Aleksan Harutiunian, Robert Kocharian’s foreign policy aide, assures “Aravot” that the Karabakh peace process will not drag on for several more years. “I am sure that Robert Kocharian will resolve that problem. And I am sure that the solution we accept will be beneficial for Armenia,” Harutiunian says. He says a mutually acceptable settlement of the Karabakh conflict can only be based on the so-called “Paris principles” agreed by Kocharian and Azerbaijan’s Heydar Aliev. They envisage no swap of territories, according to the presidential adviser.

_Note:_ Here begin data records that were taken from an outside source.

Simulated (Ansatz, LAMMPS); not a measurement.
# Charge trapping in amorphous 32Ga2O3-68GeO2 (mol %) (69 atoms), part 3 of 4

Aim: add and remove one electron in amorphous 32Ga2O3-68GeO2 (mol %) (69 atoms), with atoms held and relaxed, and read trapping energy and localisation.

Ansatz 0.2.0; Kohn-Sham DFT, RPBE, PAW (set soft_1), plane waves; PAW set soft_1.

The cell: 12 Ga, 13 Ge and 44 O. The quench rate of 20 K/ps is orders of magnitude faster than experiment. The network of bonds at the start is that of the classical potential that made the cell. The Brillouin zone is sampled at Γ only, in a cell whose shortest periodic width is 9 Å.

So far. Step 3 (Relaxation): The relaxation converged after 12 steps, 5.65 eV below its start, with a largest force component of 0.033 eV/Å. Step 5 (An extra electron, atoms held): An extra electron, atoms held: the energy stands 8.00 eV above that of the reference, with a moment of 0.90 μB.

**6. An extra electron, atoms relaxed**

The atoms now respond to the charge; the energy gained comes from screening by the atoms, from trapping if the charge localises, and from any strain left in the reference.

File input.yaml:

But “Zhamanak” is convinced that the 17 face-to-face meetings between the Armenian and Azerbaijani presidents have yielded no results whatsoever and that the peace process remains deadlocked. In a commentary uncharacteristically critical of Kocharian, the newspaper of Prime Minister Markarian’s Republican Party claims that the Armenian leader is not interested in signing a peace deal before 2003 because it would lessen his chances of reelection in the next presidential election. A delay of a peace settlement may be good for Kocharian, but not for Armenia, the paper says, arguing that the Armenian economy still shows no signs of a major upswing.
“Hayots Ashkhar” says it has received a letter signed by over a hundred employees of the ministry for state revenues, who were angered by a recent interview given to the paper by their former boss, Gagik Poghosian. The paper says it will not publish the letter because “it is full of personal insults” against the former minister whom it describes as a “real professional” with clear ideas of how to bring the country out of crisis. The current minister, Andranik Manukian, is accused of being behind the letter.
“Haykakan Zhamanak” obviously deplores the decision by judge Samvel Uzunian to pardon six defendants in the ongoing parliament shootings trial. “Some political circles,” it says, view the unexpected decision as a “political act.” They believe that Hunanian is thus being told that the authorities will keep their promise and take care of him.
“Aravot” appears to share this view, saying that the authorities “will indirectly give additional hope and guarantees to Hunanian and other members of his group.” This paves the way for Hunanian’s amnesty or the softening of charges leveled against him, the paper claims. Vahan Shirkhanian, a former cabinet minister sacked by Kocharian, calls the move “yet another victory for the organizers of the October 27 coup.” It was made possible by the lack of unity among friends and supporters of Vazgen Sarkisian and Karen Demirchian. “Aravot” bluntly describes those political forces as “too stupid.”
“The decision to declare amnesty was taken by a National Assembly where the crime took place and whose members are considered to be its victims,” reminds “Azg.”